9.4. Time-Optimal Time Scaling (Part 3 of 3)
9.4. Time-Optimal Time Scaling (Part 3 of 3)
Building on the previous two videos, this video derives an algorithm for finding the time-optimal time scaling along a path that respects actuator limits. The result is the fastest possible motion along the pre-specified path.
In the previous video we learned a graphical interpretation of the time-optimal time scaling problem. Basically, we try to keep the speed s-dot as high as possible while remaining within the motion cone dictated by the robot's actuators. In some cases, the time-optimal solution is given by a bang-bang trajectory, where the robot maximally accelerates then maximally decelerates.
In other cases, though, the velocity limit curve prevents a simple solution like this. In this final video of Chapter 9, we develop an algorithm to handle this case.
The first step of the algorithm is initialization, which you can find in the book. In step 2, we integrate the minimum acceleration L backward from the end state until either we reach s equal to zero or the motion cone disappears at the velocity limit curve. In the figure shown here, we reach the velocity limit curve. In step 3, we integrate the maximum acceleration forward from the initial state until we intersect either the final segment or the velocity limit curve. If we intersect the final segment, then we're finished: we've found the optimal time scaling. In the figure, we intersect the velocity limit curve at (s_lim, s_lim-dot). We know we have to slow down at some point before this intersection, to keep from running into the velocity limit curve. Since time-optimal trajectories consist of only maximum acceleration U and minimum acceleration L, we need to find a point where we switch from U to L.
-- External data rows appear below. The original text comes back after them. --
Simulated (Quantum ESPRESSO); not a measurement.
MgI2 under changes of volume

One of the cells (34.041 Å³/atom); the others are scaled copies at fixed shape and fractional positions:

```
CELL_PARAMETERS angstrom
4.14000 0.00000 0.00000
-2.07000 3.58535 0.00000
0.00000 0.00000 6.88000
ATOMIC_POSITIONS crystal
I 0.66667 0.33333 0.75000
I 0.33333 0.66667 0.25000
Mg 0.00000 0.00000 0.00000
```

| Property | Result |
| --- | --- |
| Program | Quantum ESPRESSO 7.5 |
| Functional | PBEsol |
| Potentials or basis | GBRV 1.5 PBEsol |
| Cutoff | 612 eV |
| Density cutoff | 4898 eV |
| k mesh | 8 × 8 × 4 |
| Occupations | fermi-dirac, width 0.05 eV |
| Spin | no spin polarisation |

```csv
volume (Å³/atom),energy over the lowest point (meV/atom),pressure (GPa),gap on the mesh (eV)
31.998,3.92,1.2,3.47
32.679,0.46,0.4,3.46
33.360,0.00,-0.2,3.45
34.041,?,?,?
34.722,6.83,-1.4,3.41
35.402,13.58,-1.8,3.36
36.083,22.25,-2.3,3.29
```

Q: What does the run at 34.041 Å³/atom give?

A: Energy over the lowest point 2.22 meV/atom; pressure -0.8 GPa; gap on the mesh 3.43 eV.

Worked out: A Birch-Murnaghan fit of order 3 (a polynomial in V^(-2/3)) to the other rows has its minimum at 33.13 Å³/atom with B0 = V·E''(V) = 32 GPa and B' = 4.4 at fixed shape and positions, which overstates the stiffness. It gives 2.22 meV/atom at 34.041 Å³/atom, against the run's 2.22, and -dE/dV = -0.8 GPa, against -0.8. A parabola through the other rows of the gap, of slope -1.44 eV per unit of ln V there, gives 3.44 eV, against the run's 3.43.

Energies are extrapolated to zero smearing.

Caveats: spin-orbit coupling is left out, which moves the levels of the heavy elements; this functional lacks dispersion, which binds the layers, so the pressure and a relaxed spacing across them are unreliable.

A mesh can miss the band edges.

One way to find the switch point is to decrease the velocity s-dot from the point where we hit the velocity limit curve, and to integrate forward the minimum acceleration L. Depending on how much we decrease s-dot, the forward integration will either hit the s-axis, as it does with our first two guesses; or it will intersect the velocity limit curve again, as with our third guess; or it will just touch the velocity limit curve tangentially. It is this tangential point we are looking for, and we'll call this point (s_tan, s_tan-dot).
In step 5, we integrate the minimum acceleration L backward from the tangent point until it intersects the previous U segment. This is the switch point s_1, from maximum acceleration to minimum acceleration. States in the region shaded red would eventually collide with the velocity limit curve, so they have to be avoided.
In step 6, we mark the tangent point as the switch point s_2, where we switch again from minimum acceleration L to maximum acceleration U. We then go back to step 3, where we integrate U forward again. This segment will either intersect the velocity limit curve again, in which case we repeat the process just described, or it will intersect the final L segment, and the algorithm is complete. In the figure shown, the algorithm completes with three switching points, and the time-optimal time scaling consists of maximum acceleration until s_1, followed by minimum acceleration until s_2, followed by maximum acceleration until s_3, followed by minimum acceleration to bring the robot to rest. This time scaling keeps the velocity as high as possible at all points on the path while assuring the trajectory is feasible for the actuators.
A key step in this algorithm is step 4, finding the next tangent point on the velocity limit curve. Instead of using a binary search guess-and-check approach, a more computationally efficient approach is to numerically construct the velocity limit curve and search for the next point where the motion ray is tangent to the curve. Clearly, at the point of intersection the motion ray is into the region of inadmissible states. As we search along the velocity limit curve, we eventually find a point on the curve where the motion ray is tangent to the limit curve. We can now proceed with the algorithm as before.
There are some other technical details, special cases, and improvements to the algorithm, some described in the book, but the description I've given covers the most important points. Because the time-optimal time scaling requires one or more actuators to operate at maximum capacity at all times, and because the dynamic model is never exactly known, this algorithm is rarely directly used in trajectory generation. Nonetheless, it provides a deep theoretical understanding of the maximum capability of a robot.
So this concludes Chapter 9. You now understand the basics of how to generate trajectories for robots, and how the dynamic equations of Chapter 8 can be used to find time-optimal trajectories along specified paths. In Chapter 10 we will study the problem of planning motions among obstacles.